This year, I hedged my bets and spent the extra money to purchase a ship tour, and a morning one at that.  And then we all prayed to the the gods above to have good weather so that everyone that wanted to go ashore, could.  And we were blessed with getting our prayers and wishes answered.  We awoke on this beautiful Sunday morning to  clear skies and temperate waters.  

A glorious and "best day ever" kind of day awaited us.  And what a day it was.


Our first stop today was at Tahai.  Several groups of moai are close by the marina.  Note the jet coming in for a landing in the first photo, below!





This is one of the very few with intact eyes, below.  And I'm talking about the moai....





I was fascinated by this tour guide's tattoos.  





This was Snort and Ollie's first look at the moai.










There are very few cattle on the island.  But lots of horses.  In fact, there are more horses than people, we're told.  


The scenery on the island is heart-stoppingly gorgeous, especially on a day like the one we had here during our visit.







This is the airport, near Hanga Roa, the one city on the island, and close to where the marina was where our tender boats docked.  There are just a couple of flights to/from the island per day.  One comes from Tahiti, the other from Santiago.  Easter Island "belongs" to Chile.




There are hundreds of these moai that can be found all over the island.    Below is just one example.






Horses everywhere.  Many are branded by local farm owners, but they tend to run wild and most have never been ridden.  They also have a penchant for walking out into the middle of the road, just when you're coming along.  



Below are a series of pictures of the big quarry where the moai were carved.  Absolutely fascinating!!!













This fellow, below, was unique in that he has a tattoo on the front of his neck.











The very famous "15" at Tongariki, near the quarry.



Snort was so glad I brought him to the island today.  He had been looking forward to coming here as much as me.





The quarry, below, from a distance.






There are moai just laying around, all over the island.

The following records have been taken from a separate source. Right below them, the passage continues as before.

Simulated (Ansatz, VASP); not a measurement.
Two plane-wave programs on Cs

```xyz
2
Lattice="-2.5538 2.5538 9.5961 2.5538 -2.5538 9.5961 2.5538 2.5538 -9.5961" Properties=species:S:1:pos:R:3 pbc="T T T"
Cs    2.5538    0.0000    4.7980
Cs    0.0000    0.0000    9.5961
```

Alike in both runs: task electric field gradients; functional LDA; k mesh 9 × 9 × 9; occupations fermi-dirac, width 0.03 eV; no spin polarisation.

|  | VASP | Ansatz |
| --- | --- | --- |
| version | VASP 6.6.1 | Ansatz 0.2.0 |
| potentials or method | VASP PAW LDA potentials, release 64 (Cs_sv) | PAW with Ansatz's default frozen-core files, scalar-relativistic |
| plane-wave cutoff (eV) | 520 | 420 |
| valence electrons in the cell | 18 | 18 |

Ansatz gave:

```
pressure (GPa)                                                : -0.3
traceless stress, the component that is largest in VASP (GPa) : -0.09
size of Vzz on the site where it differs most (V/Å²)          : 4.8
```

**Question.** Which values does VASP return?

Ollie was as entranced as I.









This is the view of Ahu Tongariki, just a 5 minute drive from the quarry.  





Our last stop was at Anakena Beach.  It is a very popular beach to swim and spend the day - lovely white sand and a few moai nearby.  



This little moai was restored in 1955.







Fresh sweet pineapple was a favorite of visitors and locals alike.




Views from the ship, below.







My friend Karen Macdonald took this awesome rainbow photo - what a perfect end to a more than perfect day!!